Bouchard saves seven match points but falls to Tig in Istanbul final

Bouchard saves seven match points but falls to Tig in Istanbul final

The Canadian very nearly won her first WTA title since 2014, but ultimately it was Patricia Maria Tig—the third-highest-ranked mom on tour after Serena Williams and Victoria Azarenka—who came away with her first WTA title.

Playing in her first WTA final since 2016, Eugenie Bouchard very nearly won her first WTA title since 2014 in Istanbul on Sunday night, fighting off seven match points before finally succumbing to Romanian mother-on-tour Patricia Maria Tig in a third set tiebreaker, 2-6, 6-1, 7-6 (4).

After cruising in the first set Bouchard’s game went awry, as she lost 10 of the next 12 games to drop the second set and fall behind 4-1 in the third. From there, things got very interesting—she saved three match points as Tig served for the match at 5-3, got the break back, and then fought off triple match point while serving to stay in the match at 5-6, 0-40, pushing it to a final set tiebreaker.

She saved a seventh match point down 6-3 in the breaker but it was eighth time lucky for Tig, who closed it out on the next point to win the first WTA title of her career after two hours and 29 minutes.

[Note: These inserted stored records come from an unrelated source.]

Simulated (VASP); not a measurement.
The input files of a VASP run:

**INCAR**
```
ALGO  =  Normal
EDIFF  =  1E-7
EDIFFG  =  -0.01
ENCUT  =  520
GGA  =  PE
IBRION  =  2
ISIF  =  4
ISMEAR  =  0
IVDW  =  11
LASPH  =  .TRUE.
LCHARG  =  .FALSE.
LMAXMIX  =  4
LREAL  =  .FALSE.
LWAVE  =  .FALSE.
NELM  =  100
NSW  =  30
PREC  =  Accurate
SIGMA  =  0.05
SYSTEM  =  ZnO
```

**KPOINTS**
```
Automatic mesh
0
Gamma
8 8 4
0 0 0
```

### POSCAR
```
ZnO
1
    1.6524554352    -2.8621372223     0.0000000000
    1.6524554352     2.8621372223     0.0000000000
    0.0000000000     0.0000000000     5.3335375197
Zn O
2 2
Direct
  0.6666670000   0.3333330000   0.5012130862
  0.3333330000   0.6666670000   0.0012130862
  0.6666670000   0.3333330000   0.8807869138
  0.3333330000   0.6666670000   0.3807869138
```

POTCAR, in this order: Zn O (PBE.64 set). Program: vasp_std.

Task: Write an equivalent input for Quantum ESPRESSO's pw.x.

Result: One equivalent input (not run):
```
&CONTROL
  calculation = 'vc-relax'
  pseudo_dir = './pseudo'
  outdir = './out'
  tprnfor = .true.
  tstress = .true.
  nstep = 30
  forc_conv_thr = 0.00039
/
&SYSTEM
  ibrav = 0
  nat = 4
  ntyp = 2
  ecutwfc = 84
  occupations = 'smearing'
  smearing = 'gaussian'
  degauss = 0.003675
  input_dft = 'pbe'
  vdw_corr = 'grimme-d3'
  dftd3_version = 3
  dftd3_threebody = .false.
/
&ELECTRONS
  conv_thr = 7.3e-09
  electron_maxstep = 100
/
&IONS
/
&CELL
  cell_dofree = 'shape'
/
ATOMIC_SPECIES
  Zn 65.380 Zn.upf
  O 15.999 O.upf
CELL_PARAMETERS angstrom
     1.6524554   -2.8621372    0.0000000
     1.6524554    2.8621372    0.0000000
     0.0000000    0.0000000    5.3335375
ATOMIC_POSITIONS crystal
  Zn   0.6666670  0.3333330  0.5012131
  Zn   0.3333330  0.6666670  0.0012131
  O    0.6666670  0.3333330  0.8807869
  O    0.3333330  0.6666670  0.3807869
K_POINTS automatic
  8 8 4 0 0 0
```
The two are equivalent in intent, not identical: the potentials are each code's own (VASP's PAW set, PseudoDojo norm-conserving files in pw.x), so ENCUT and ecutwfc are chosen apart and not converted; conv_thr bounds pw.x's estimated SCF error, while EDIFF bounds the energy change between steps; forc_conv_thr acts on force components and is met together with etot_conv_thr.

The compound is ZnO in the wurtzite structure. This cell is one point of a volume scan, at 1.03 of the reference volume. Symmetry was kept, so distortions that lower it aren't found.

“I want to thank my husband and my daughter, who are right there,” Tig said in her acceptance speech, fighting back tears. She had her daughter, Sofia, in November 2018. “I hope I’m not getting too emotional! Thank you for all of your support, and for always being there for me, no matter what.”

Tig is currently the third-highest-ranked mom on tour at No. 88, after No. 8 Serena Williams and No. 27 Victoria Azarenka. The Romanian is projected to rise into the Top 60 after her win in Turkey.

Bouchard, meanwhile, is projected to rise from her current ranking of No. 272 to inside the Top 200 when the new rankings are released. The Canadian has been as high as No. 5 in the world.

“I’d like to thank the tournament for giving me a wild card into the qualifying event,” she said at the trophy ceremony. “My ranking wasn’t even good enough to get into this tournament, so thanks to you I had a chance to play and get all the way to the final. This was a very memorable week in Istanbul.”

Bouchard took out the tournament's No. 1 seed, Svetlana Kuznetsova, en route to the final.


Getty Images

Tig wasn’t the only first-time tour-level champion Sunday, with Serbia’s Miomir Kecmanovic capturing his first ATP title in Kitzbuhel, Austria, beating Germany’s Yannick Hanfmann in the final, 6-4, 6-4.

The 21-year-old Kecmanovic, a former junior No. 1, nearly won his first ATP title on the grass of Antalya, Turkey last year, holding match point against Italian Lorenzo Sonego in the final, but fell just short.

He finished the job this time.

“Last year sucked when I couldn’t win the final,” Kecmanovic told ATPTour.com on Sunday. “I definitely have a lot more experience since then, and it means everything to be able to win a title.”

Currently at a career-high No. 47, Kecmanovic is projected to break the Top 40 on Monday.